We'd like to run an A/B test that will have a control group and another group of wikipedia.org portal visitors that see new descriptive text for the sister (other) projects and want to be sure that the upcoming test is valid/complete from an Analysis standpoint.
The details on the actual wording for the descriptive text is in this story's epic: https://phabricator.wikimedia.org/T131238
Bucket testing logic generally is as follows:
- 1 in 200 people are included in EventLogging
- Of those 1 in 200 people, we first check if they have en in their accept-language and if they do then we do a 1 in 5 check to enroll them in the test (this is because the project descriptions are written in English)
- Of those eligible & randomly selected people, 50% go in a test group, with the cohort "descriptive-text-b", and 50% go in a control group, with the cohort name "descriptive-text-a"
- The other chunk of the 200 people gets a NULL (the string null, or the MySQL null, we can detect either).

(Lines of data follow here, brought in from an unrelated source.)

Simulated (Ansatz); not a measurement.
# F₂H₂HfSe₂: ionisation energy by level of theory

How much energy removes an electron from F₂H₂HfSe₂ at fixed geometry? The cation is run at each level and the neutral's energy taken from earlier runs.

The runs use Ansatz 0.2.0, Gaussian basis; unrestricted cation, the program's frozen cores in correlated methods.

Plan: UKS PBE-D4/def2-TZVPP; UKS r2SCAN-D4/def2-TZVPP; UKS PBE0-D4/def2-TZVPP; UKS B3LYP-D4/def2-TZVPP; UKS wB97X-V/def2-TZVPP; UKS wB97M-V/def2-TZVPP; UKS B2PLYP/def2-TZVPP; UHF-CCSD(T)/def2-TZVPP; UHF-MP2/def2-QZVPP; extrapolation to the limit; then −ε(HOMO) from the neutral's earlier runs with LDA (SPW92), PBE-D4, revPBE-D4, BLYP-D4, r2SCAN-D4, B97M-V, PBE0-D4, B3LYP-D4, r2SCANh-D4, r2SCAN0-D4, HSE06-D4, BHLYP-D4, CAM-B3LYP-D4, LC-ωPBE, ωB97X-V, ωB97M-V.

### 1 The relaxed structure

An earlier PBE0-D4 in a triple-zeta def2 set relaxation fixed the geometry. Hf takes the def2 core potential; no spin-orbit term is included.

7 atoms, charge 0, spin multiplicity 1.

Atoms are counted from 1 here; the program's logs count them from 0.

The goal is to have an increased clickthrough rate on the sister project links, based on the addition of descriptive text for those links. Or, at least no decrease in the existing clickthrough rate, as shown on the portal dashboard: http://discovery.wmflabs.org/portal/#action_breakdown
Note that because of how little traffic that section gets, we've upped the sampling to 1 in 5 and we'll probably have to keep the test running for more than a week. Mikhail will need to check how wide the credible intervals are and if they're too wide (too much uncertainty) then we'll have to keep the test running until we have more certainty in our estimates.